Date: Wed, 7 Jun 2017 16:43:52 +0100
From: Morten Rasmussen <morten.rasmussen@arm.com>
To: Viresh Kumar <viresh.kumar@linaro.org>
Cc: Peter Zijlstra <peterz@infradead.org>, Ingo Molnar <mingo@redhat.com>,
        Rafael Wysocki <rjw@rjwysocki.net>, linaro-kernel@lists.linaro.org,
        linux-kernel@vger.kernel.org,
        Vincent Guittot <vincent.guittot@linaro.org>, linux-pm@vger.kernel.org,
        Juri Lelli <Juri.Lelli@arm.com>, Dietmar.Eggemann@arm.com,
        patrick.bellasi@arm.com
Subject: Re: [RFC] sched: fair: Don't update CPU frequency too frequently
Message-ID: <20170607154351.GA2551@e105550-lin.cambridge.arm.com>
References: <b3a96d619a4cad34f4243a173a42915c41059669.1496316723.git.viresh.kumar@linaro.org>
 <20170601122224.c324h4t7y3i4wr6e@hirez.programming.kicks-ass.net>
 <20170607120655.GB11126@vireshk-i7>
MIME-Version: 1.0
Content-Type: text/plain; charset=us-ascii
Content-Disposition: inline
In-Reply-To: <20170607120655.GB11126@vireshk-i7>
User-Agent: Mutt/1.5.24 (2015-08-30)
Sender: linux-kernel-owner@vger.kernel.org
Content-Length: 1723
Lines: 34

On Wed, Jun 07, 2017 at 05:36:55PM +0530, Viresh Kumar wrote:
> + Patrick,
> 
> On 01-06-17, 14:22, Peter Zijlstra wrote:
> > On Thu, Jun 01, 2017 at 05:04:27PM +0530, Viresh Kumar wrote:
> > > This patch relocates the call to utilization hook from
> > > update_cfs_rq_load_avg() to task_tick_fair().
> > 
> > That's not right. Consider hardware where 'setting' the DVFS is a
> > 'cheap' MSR write, doing that once every 10ms (HZ=100) is absurd.
> 
> Yeah, that may be too much for such a platforms. Actually we (/me & Vincent)
> were worried about the current location of the utilization update hooks and
> believed that they are getting called way too often. But yeah, this patch
> optimized it way too much.
> 
> One of the goals of this patch was to avoid doing small OPP updates from
> update_load_avg() which can potentially block significant utilization changes
> (and hence big OPP changes) while a task is attached or detached, etc.

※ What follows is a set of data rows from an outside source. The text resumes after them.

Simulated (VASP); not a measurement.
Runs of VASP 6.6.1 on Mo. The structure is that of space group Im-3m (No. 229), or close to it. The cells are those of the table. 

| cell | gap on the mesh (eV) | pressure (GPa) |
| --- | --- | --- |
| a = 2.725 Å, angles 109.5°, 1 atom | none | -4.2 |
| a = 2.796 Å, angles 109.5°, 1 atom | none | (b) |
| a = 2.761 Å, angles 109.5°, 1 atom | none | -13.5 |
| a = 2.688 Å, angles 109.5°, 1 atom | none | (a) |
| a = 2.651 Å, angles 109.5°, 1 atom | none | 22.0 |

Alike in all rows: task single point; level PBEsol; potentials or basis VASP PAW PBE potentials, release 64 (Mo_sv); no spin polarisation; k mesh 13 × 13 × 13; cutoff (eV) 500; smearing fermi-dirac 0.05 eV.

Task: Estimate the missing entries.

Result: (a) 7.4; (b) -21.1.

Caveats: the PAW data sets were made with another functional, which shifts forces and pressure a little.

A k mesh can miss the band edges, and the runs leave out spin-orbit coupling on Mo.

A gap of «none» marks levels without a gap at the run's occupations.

To me that sounds like you want to apply a more clever filter to the
utilization updates than a simple rate limiter as Peter suggests below.
IMHO, it would be better to feed schedutil with all the available
information and improve the filtering policy there instead of trying to
hack the policy tweaking the input data.

> > We spoke about this problem in Pisa, the proposed solution was having
> > each driver provide a cost metric and the generic code doing a max
> > filter over the window constructed from that cost metric.

Maybe it is possible to somehow let the rate at which we allow OPP
changes depend on the size of the 'error' delta between the current OPP
and what we need. So radical changes causes OPP changes immediately, and
small corrections have to wait longer?